But in the world of quantum mechanics, the microscopic realm described by mathematician Amir D. Aczel in his new book, Entanglement, distinctions of "this" and "that," of "here" and "there," are not so clear. A single object can appear to be two; two objects can act as one. Take a simple example: An atom emits two gamma rays simultaneously, one speeding off toward the east, the other toward the west. In the strangely random world of quantum mechanics, even nature itself doesn't know the properties of these particles until an observer measures them. And by the very act of measuring the particle, the observer determines the particle's properties.

But here's where things get really weird: Once you determine how the eastward gamma ray is vibrating-up or down or side to side-you know instantaneously how the westward gamma ray is vibrating, even if it is half a universe away. Quantum laws require that the two particles be treated as the same entity; by measuring the properties of one particle in an entangled system, you somehow forge a rigid link with the other, no matter how distant it is. This is the essence of entanglement, one of the characteristically bizarre features of the quantum world that allows a signal to travel at infinite speed, faster by far than the speed of light. Albert Einstein, who was particularly troubled by this violation of the universal speed limit, called it "spooky action at a distance" and regarded it as evidence that quantum mechanics was a flawed theory, due for a complete overhaul.

That overhaul has never occurred. As recounted by Aczel, the theoretical and experimental basis for quantum mechanics has grown ever stronger. In the 1960s, Irish physicist John Bell proposed a way to put entanglement to the test, and in the last few decades, clever experimenters around the world have successfully applied his method. In the 1990s, Swiss physicist Nicholas Gisin sent laser beams in opposite directions down fiber-optic telephone lines and then simultaneously determined the properties of the pairs of outrushing photons when they were 10 miles apart-proof that an entangling signal traveled at least 10 million times the speed of light.
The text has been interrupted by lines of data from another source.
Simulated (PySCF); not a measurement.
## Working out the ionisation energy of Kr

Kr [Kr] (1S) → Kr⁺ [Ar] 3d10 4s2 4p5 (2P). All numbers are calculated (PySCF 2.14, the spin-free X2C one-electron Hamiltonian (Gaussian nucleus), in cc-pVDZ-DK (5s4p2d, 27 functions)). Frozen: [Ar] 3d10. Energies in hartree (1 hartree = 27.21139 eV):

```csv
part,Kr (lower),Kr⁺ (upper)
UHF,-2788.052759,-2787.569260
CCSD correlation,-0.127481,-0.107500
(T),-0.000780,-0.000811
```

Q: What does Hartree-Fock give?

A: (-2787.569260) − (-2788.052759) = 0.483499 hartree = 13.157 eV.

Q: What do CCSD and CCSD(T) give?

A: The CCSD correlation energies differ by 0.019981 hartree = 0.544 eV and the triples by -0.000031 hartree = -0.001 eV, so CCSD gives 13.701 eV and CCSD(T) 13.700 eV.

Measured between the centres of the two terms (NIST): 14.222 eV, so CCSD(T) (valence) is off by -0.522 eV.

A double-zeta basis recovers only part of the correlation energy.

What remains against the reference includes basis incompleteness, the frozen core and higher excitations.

Results like this naturally raise questions of whether instantaneous messages could be sent through space or whether teleportation (as in "beam me up, Scotty") might be achieved. Aczel is careful to weed out the crazy ideas from the bold ones and provides some thoughtful comments on why we may never be able to communicate faster than light or teleport anything even as small as a flea. Indeed, entanglement may have few practical effects beyond the subatomic domain. Yet it remains one of the knottiest problems in theoretical physics, raising tantalizing questions about the very nature of reality.